Click the chart for more detail.
►▼ Where is this data from?
This chart is based on data from KOTRA (the Korea Trade-Investment Promotion Agency), which in turn is based on mirrored Chinese customs statistics reported by GTIS Global Trade Atlas, with corrections for possible misreporting (including estimates of China's unreported crude oil exports to North Korea.)
►▼ How are trade categories organized?
This chart is based on the Harmonized System of merchandise trade classifications, an internationally-recognized and standardized system. Categories in the chart are mostly categorized by HS section, the broadest grouping of merchandise definitions. HS sections under which North Korea has minimal exports are included in the "other or unspecified" pie slice. Clicking on an individual pie slice will bring up data on 2-digit HS chapters within that section. (HS codes are further subdivisible into 4-digit and 6-digit definitions, which are not included in this chart.)
►▼ What are North Korea's primary imports from China?
North Korea's imports are somewhat more diversified than its exports; the country's largest imports from China are crude oil and refined petroleum (both are included within the "HS 27: Mineral Fuels, Oils, Waxes, & Bituminous Substances" category). Other major reported imports include machinery, electronics, textile fabrics, and trucks.
According to press reports, North Korea also imports a significant amount of luxury goods from China, which is prohibited by UN sanctions. (These sanctions, however, only provide a limited definition of luxury goods, and individual states have leeway in determining what qualifies.) While luxury goods may be included under a range of HS codes, it is likely that mirror trade statistics do not fully capture the value of such goods imported by North Korea.
►▼ Where can I find more detailed data?
The UN Comtrade database allows users to research trade patterns based on HS codes, trading partners, and years. Additionally, the Korea International Trade Association's website, using Chinese customs data, incorporates provincial-level Chinese data on Chinese commodity trade, including with North Korea.

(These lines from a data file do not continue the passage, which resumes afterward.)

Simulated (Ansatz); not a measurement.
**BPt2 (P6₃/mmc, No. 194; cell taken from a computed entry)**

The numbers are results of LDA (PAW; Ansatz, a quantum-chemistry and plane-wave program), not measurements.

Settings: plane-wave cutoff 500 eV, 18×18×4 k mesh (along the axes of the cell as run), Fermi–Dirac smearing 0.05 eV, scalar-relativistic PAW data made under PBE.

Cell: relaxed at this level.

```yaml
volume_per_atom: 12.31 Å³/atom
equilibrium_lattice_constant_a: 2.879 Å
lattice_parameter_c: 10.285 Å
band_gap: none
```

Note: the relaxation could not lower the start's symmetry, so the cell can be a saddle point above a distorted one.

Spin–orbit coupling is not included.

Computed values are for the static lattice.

►▼ What items are prohibited for export to North Korea under international sanctions?
Successive UN Security Council Resolutions, most recently UNSCR 2397 (adopted in December 2017), restrict or prohibit certain categories of trade with North Korea, as well as placing restrictions on the country's financial and shipping activities.
The Resolutions include an arms embargo, and a prohibition on the sale or transfer of dual use items that could be used for nuclear, missile, or WMD development. Additionally, the following items are currently prohibited for export to North Korea:
- Luxury goods, defined by various Resolutions as including but not limited to certain types of jewelry; yachts; luxury automobiles and racing cars; luxury watches; aquatic recreational vehicles; snowmobiles; items of lead crystal; recreational sports equipment; rugs and tapestries; and porcelain or bone china tableware.
- Aviation fuel, jet fuel, and rocket fuel, other than aviation fuel supplied to civilian passenger aircraft outside the DPRK to the extent necessary for round-trip flights;
- New helicopters and vessels;
- Condensates and natural gas liquids; and
- Industrial machinery, transportation vehicles, iron, steel, and other metals, with the exception of spare parts to maintain civilian passenger aircraft.
Additionally, the provision of bulk cash and gold to North Korea is prohibited when it could contribute to North Korea's WMD programs or the evasion of sanctions.
The most recent UN resolutions have imposed progressively stronger restrictions on North Korea's imports of crude oil and refined petroluem products, with UNSCR 2397 setting a cap on crude oil imports at 4 million barrels per year (roughly the level of imports in prior years), and on refined petroleum product imports at 500,000 barrels per year (roughly a 90% reduction from previous years). China is the only country which exports significant quantities of crude oil to North Korea, while China and Russia are both suppliers of refined petroleum products.